Penny Dreadful showrunner John Logan says everything comes 'crashing together' in season finale
Penny Dreadful’s second season draws to a close on Sunday, and it’s not going out with a whimper. After converging on the home of powerful witch Evelyn Poole (Helen McCrory) to save Sir Malcolm (Timothy Dalton) in the penultimate episode, our heroes’ rescue mission has hit a few snags — like the devil himself. As werewolf Ethan (Josh Hartnett) contends with the full moon, Vanessa (Eva Green) faces the devil in her own guise. EW caught up with showrunner John Logan, who writes every episode of the gothic horror, to get his view on the season so far and talk about what lies ahead. (Check back after the finale airs for his complete thoughts. UPDATE: Read Logan’s postmortem interview here.)
“I’m exceptionally proud of the season finale,” says Logan, “because I do think it delivers something very surprising.” Far be it from us to spoil that surprise just yet, but Logan does tease this: “A lot of characters and a lot of plot strands are in function in season 2, and in the finale, they all come together — sort of come crashing together — and in a way, the family that we built so carefully over two seasons is really challenged and begins to fracture in what I think are interesting ways.”
Some of those fractures might be self-induced. Though Penny Dreadful isn’t lacking for vampires and resurrected creatures, Logan says that the real monster is the reality “that all of us are flawed, and you can either embrace your flaws and let them empower you, or you can let them cripple you.”
That’s certainly the monster Vanessa faced in the third episode of the season, which explored her past with the Cut-Wife (Patti LuPone). Logan points to the episode as a highlight for him: “It was such an intense episode, because it was really almost just those two actors [Green and LuPone] for an hour, and it relied on the text; it relied on their performance; it relied on a sensitive director.”
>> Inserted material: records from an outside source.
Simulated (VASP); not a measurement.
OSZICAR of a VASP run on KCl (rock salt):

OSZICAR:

Despite the intensity of that story, Logan also enjoyed the opportunity to shake up the tone from week to week. Compared to the first season, he says, “I was more confident writing lighter moments for the characters, and the actors were more confident embracing those, so I think in the second season we were more romantic—we were certainly more musical, more choreographic—and funnier.”
“There’s only so much melancholy brooding you can do in Victorian fog.”
The season 2 finale of Penny Dreadful airs Sunday, July 5 on Showtime.